Changelog

1.5.0 – 2013-02-07

  • New “attr(name:type)” syntax for checking types of attributes. (Contributed by Brett Graham)
  • Fixed handling of missing specs in docstrings.
  • Numpy types are treated as numbers in comparisons.

1.4.0 – 2012-07-15

  • Various minor internal improvements on speed and better error messages
  • Introduced new “string” and “unicode” keywords (due to Xion) and clarified the meaning of strings in general.

New behavior:

  • “unicode” matches unicode strings (only in 2.x)
  • “str” matches the “str” type only (so ANSI strings in 2.x and all/Unicode strings in 3.x)
  • “string” matches both str and unicode in 2.x and just “str” in 3.X

Because the new behavior should not break any existing usage, this remains a “1.x” release.

1.2.0 – 2011-09-01

  • Mainly speed improvements.

1.1.0 – 2011-06-30

  • Now Numpy array are treated as sequences: seq[2](number) matches both [1,2] as well as np.array([1,2]).

1.0.0 – 2011-06-30

No new features since 0.9.4, mainly performance improvements and some bug fixes.

Main changes:

  • Fixed bug that did not allow to define new contracts with name such as list_` if list is already defined.
  • Performance much improved when contracts is disabled; now the overhead is only an extra function call.

0.9.4 – 2011-03-19

Bug fixes:

  • Fixed bugs with new_contract with new contract names composed by only two letters (it confused the parsing rules).

Performance improvements:

  • Avoid deep copy of objects in some cases (thanks to William Furr),

New experimental features:

  • Contracts for class methods (suggestion by William Furr). Documentation still to write; here’s an example:

    from contracts import new_contract, contract
    
    class Game(object):
        def __init__(self, legal_moves):
            self.legal_moves = legal_moves
    
        # You can now create a contract from object methods
        # that can use the object attributes to validate the value.
        @new_contract
        def legal_move(self, move):
            if not move in self.legal_moves:
                raise ValueError('Move not valid')
    
        @contract(move='legal_move')
        def take_turn(self, move):
            pass
    
    game = Game(legal_moves=[1,2,3])
    game.take_turn(1) # ok
    game.take_turn(5) # raises exception
    

0.9.3 – 2011-01-28

New features:

  • Interface change: the decorator is now called contract instead of contracts, because from contracts import contracts looked quite clumsy (the old form is still available).

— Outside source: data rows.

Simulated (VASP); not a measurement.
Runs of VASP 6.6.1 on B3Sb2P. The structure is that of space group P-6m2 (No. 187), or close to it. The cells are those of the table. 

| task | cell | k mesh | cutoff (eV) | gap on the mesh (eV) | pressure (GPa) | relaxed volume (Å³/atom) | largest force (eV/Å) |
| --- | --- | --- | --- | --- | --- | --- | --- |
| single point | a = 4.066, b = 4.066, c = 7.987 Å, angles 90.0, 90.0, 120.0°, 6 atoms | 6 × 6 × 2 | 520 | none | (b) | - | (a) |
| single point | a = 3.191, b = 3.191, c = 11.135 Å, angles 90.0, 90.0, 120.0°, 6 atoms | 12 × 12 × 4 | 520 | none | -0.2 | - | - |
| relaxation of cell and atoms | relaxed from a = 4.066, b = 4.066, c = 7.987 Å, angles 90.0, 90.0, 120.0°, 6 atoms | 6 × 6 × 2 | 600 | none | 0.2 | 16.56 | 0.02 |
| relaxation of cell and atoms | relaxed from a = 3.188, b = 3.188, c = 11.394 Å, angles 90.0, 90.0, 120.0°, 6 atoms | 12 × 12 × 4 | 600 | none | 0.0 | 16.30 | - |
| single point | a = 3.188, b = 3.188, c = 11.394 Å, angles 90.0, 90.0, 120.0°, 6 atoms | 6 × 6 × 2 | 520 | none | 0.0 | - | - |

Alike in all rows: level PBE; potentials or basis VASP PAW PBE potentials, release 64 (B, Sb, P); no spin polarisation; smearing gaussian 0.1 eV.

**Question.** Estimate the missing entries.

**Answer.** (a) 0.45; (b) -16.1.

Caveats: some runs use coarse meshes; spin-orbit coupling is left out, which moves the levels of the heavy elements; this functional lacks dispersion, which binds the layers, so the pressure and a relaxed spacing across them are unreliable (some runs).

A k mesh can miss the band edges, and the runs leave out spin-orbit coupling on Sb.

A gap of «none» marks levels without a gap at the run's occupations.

  • The @contract decorator now changes the function’s docstring to show the contracts for the parameters. See an example application.

  • Implemented the generic contracts seq and map that generalize list and dict when any Sequence or Mapping will do.

  • Added element-by-element tests in array. Now in an expression of the kind array(>=0|<-1) the expression will be evaluate element by element.

  • Implemented pi as a special constant that can be used in the contracts.

  • Now it is possible to give more context to calls to check and fail through the use of keywords variable. For example:

    check('array[*xM]', a,  M=2)
    
  • Added a function disable_all() that disables all testing done by PyContracts. This can be used to make sure that PyContracts is not slowing things down.

Various fixes:

  • Fixed missing files in source distribution (thanks to Bernhard Biskup).
  • Much better error messages.
  • The functions signatures are now conserved (using the decorator module).
  • Contract objects and Exceptions can be safely pickled.
  • In many cases, the exceptions are caught and re-raised to give a clearer stack trace.